But the 6-foot-1, 245-pounder got his biggest workload only after senior Marlon Lucky couldn’t overcome a turf toe injury.
“I’ve said that all along — whatever we’ve kind of really needed, other teams dictate it,” Nebraska running backs coach Tim Beck said. Clemson was “really trying to pressure the back a lot, keeping him in protection, and ‘Q’ was stoning those guys, giving (Ganz) time to throw the ball.”
Obviously, Castille also made the Tigers’ 17th-ranked defense pay with his physical runs.
And with winter conditioning about to begin, followed by spring practice, there’s a huge question staring at the Huskers.
With a new starting quarterback, will they be moving toward a ground-based attack?
After the Gator Bowl, offensive coordinator Shawn Watson may have provided a clue.
“It wasn’t always pretty, but in games like this against a great defense, you’ve just got to keep pounding the rock,” he said.
That’s not true just of Nebraska.
Six of the seven bowl games involving Big 12 teams were won by the team that rushed for the most yards. The exception was Texas, which was forced into a hurry-up passing mode in order to get past Ohio State.
Other than that, teams’ ground games were money. The most striking examples came in the BCS Championship Game, when Florida outrushed Oklahoma 247 to 106; in the Holiday Bowl, where Oregon held a whopping 323-127 advantage over Oklahoma State; and in the Cotton Bowl, with Mississippi getting 243 yards to Texas Tech’s 105.
Nebraska got the best of Clemson on the ground, 125-4.
Besides Helu (who led NU with 803 yards, averaging 6.4 per carry) and Castille (467, 4.4), the Huskers also have Marcus Mendoza returning. He had just 15 carries during his redshirt freshman season, but in the next-to-last regular-season game, dinged Kansas State for 58 yards on 10 carries.
Others who could be in the mix include Lester Ward and Collins Okafor, both of whom redshirted as true freshmen.
Beck acknowledges that it’s hard to get more than three backs heavily involved in a game plan from week to week, but as the Gator Bowl illustrated, it’s a good thing to have at least that many ready to step up.
“I don’t hope to play, but sometimes it comes down to we have three wonderful backs, or actually four with Marcus, too,” Castille said of the situation in 2008. “They just told us to come out every week and just do what we can, and whoever’s on is going to get to play. Things just started unfolding for me.

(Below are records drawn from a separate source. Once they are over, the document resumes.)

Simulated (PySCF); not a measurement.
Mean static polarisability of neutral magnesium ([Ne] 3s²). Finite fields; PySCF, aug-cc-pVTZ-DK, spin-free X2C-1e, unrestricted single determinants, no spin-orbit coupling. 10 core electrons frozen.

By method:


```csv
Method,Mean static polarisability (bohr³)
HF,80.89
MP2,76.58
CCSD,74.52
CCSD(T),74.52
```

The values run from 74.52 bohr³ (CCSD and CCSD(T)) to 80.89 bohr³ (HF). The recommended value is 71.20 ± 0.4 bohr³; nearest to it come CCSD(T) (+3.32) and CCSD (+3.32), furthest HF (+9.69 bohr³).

“I told myself (against Clemson) no matter what happens, ‘Oh, well. Whatever I can do, on special teams, anything, just go out there and play.’”
Less than two weeks removed from that outing, Castille is already counting the days before he and the Huskers start gearing for next season.
“I could take it,” he said of getting a break from the daily pounding of conditioning and practice, “but there’s going to be football again. I feel good about next year.”